In Life

A Gay Guide to Dogs

Gay guide to dogs

Let’s be frank, a good amount of us are looking at a future of singledom. It’s in your best interest to get ahead of the game and trade weekend Grindr tricks for weekend dog park trips. (See what I did there?) If you haven’t yet committed to a four legged life partner, here’s a guide to make sure you pick the right breed for you.

Gay Type: Twinks

Dog Breed: Pomeranian, Chihuahua

We get it: you’re young and you’re thin and you know all the dance moves to every Beyoncé/Lady Gaga/Britney song at the club. You need a statement breed equally high maintenance but small enough for you to stay in control of. A pomeranian or chihuahua will make for the perfect pup to cradle while out on a Starbucks run. Best of all, when you’re past your prime and working to transition to Twunk status, their tiny stature will accentuate your muscle bod.

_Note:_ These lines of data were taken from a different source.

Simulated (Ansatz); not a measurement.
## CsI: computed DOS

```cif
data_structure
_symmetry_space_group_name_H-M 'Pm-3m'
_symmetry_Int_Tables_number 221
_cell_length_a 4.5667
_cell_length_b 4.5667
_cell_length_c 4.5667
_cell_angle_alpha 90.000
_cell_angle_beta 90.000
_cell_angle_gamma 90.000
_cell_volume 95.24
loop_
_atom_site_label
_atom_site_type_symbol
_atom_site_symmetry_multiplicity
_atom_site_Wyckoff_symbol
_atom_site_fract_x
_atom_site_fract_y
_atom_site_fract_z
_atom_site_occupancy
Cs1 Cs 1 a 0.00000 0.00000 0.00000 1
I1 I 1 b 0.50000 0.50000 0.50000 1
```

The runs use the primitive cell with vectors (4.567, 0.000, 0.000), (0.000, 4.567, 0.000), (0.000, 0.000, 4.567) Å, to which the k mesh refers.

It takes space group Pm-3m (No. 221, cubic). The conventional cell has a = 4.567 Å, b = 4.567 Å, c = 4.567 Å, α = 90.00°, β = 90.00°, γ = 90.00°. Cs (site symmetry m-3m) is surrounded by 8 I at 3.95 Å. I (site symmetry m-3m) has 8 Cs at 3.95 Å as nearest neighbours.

Man kneeling down next to terrier breed dog.

Gay Type: Bears

Dog Breed: Cairn Terrier, Schnauzer

As the stockier of the gays, it may be tempting to choose a more masculine dog to emphasize your stature. Resist the temptation and go for a breed that’s equal parts rough and cuddly. Breeds like cairn terriers and schnauzers fit the bill. Mid sized with a stocky build and wiry hair, they’ll be totally masc at the dog park but down to cuddle on the couch.

Gay Type: Otter

Dog Breed: German Shepherd, Australian Shepherd

Otters are the chameleons of the gay world. Your slender frame lets you fit in with the twinks but your body hair and scruff give you masc cred for the jocks. Choose an equally slender and athletic  breed of dog like a German or Australian Shepherd. Both make a suitable companion for shirtless hikes or frisbee games.

Man sitting on bench with a golden labrador dog.

Gay Type: Gay Lister

Dog Breed: Labrador Retriever

You’ve moved on up in the world with a professional gig, gorgeous house, and designer duds. Nothing proves you’ve made it in America more than a picket fence breed like a labrador retriever. Sure, it’s a dog that’s going to shed all over the house but you probably already have a maid service anyway. As a bonus, have the dog trained to retrieve cans of beer from the fridge. After a long day of closing deals in the office, you’ll be thankful you did.

Gay Type: Gaymer

Dog Breed: Cat

You have an open disdain for the “scene” and feel more at home with a group of nerd bros. Your type of dog is a cat. I dunno dude, I didn’t make this up.

Above all else, keep your street cred by adopting a rescue.